Better judgment would tell me to ignore this misleading and insulting piece of calculated PR for a person who has no genuine interest in public service. Because Ms. Green does hold public office, I think it is important that some additional facts be included. As a voter, taxpayer, product of public education and a retired teacher I find any attempt to describe Ms. Green's "quiet" nature as a virtue to be a gross mischaracterization and totally out of touch with reality. She is reported by her constituents to be unreachable and totally removed from the issues of public education locally.

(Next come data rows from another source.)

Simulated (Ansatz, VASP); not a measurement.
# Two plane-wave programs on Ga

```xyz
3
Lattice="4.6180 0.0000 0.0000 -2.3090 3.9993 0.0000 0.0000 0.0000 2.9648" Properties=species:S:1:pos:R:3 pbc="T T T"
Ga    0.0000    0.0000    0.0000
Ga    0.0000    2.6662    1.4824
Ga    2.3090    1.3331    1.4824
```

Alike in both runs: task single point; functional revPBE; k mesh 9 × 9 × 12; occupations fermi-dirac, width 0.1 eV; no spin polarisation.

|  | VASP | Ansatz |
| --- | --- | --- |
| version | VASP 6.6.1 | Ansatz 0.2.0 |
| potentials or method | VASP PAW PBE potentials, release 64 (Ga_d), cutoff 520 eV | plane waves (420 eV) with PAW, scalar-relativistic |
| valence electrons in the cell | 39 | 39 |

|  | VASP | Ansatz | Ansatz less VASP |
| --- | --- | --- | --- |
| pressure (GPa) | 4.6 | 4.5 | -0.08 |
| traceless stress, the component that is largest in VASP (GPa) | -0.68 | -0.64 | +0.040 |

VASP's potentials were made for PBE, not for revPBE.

If she doesn't want to be "ugly" then she should rethink how she condescends to respond to her constituents, if she responds at all. She should let someone who is truly motivated to represent her district take her seat. Ms. Green is the WORST person to represent the needs of our downtown public schools on the county school board. Her dilettante-like approach to issues of race is totally out of place in Charleston. She has a very superficial understanding of the community she was elected to serve and knows far less about downtown schools. Her "silence", avoidance of what she says is "ugly" and total lack of passion toward District 20 schools, are all serious liabilities, not strong points. This article was a total waste of paper and newsprint. Ms. Green and the manner in which she chooses to conduct herself as an elected official is exactly what is wrong with our school board.

I'm sure that many others who have a similar opinion of Ms. Green have simply chosen to trash this section of the paper this morning without bothering to read it. Perhaps being honest would be called "ugly" by some, but to many public school parents on the peninsula, nothing could be uglier than the way Ms. Green has treated them since she was elected last November.